From the way Van Breemen describes the experience, he makes it sound as though it was a near-disaster, and maybe it was, but for those listening to the polished soundscapes featured on the disc, it's hard to imagine anything beyond a few hiccups plaguing the talented sextet. According to Brasstronaut's frontman though, the album, which is a whimsical meld of dramatic melodies and lush symphonic arrangements, was very much a series of starts and stops.
The first kink in their plans came during the group's creative residency at the Banff Centre for the Arts in Alberta, which Brasstronaut had hoped to walk away from with the makings of a finished album. After recording for seven days straight during their last week of the three-month program, the band had plenty of material to work with but nothing cohesive enough to show to a producer.

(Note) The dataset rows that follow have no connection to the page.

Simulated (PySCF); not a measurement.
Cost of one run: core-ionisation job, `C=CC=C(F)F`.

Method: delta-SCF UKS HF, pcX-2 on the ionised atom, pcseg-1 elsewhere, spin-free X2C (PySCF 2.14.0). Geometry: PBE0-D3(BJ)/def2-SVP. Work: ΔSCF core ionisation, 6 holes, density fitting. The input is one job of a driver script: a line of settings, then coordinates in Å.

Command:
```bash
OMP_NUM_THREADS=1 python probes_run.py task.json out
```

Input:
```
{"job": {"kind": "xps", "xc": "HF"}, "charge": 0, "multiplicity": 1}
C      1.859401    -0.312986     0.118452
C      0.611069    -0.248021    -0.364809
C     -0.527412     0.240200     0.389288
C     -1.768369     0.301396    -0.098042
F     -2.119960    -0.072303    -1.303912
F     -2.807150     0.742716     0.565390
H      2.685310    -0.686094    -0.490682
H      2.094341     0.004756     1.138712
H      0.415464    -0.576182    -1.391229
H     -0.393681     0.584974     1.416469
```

"We didn't achieve a very clear vision of what record we wanted to produce at the end of the stay because I think we were focusing more on the incredible experience of working with musicians from all over the place," says Van Breemen. "I think that experience ended up being a lot more instrumental in terms of helping us develop as a working band in terms of communicating with each other and figuring out how we develop music with each other."
It might have taken Brasstronaut more time than they'd like to get 'Mount Chimaera' fully dialed -- ultimately the group would re-record certain sections and remix others in studios in Vancouver, New York and Oberlin, Ohio -- but the end result is magnificent nonetheless.
Currently on the road in support of the disc -- including Canadian Music Fest and SXSW -- one can only assume Brasstronaut is celebrating the fact they don't have to have daily conference calls with their producer from the tour van. It's also a safe bet that Van Breemen is making good use of his time during those long drives. This is a guy, after all, who took it upon himself to screen print the band's merch just days before they left for their first major North American tour.
"A friend of mine has a shirt screening press and was like, 'You can just come over and screen your own shirts and you'll save $1,000,'" says Van Breemen. "I was basically screening until 5AM and I only got 70 shirts done."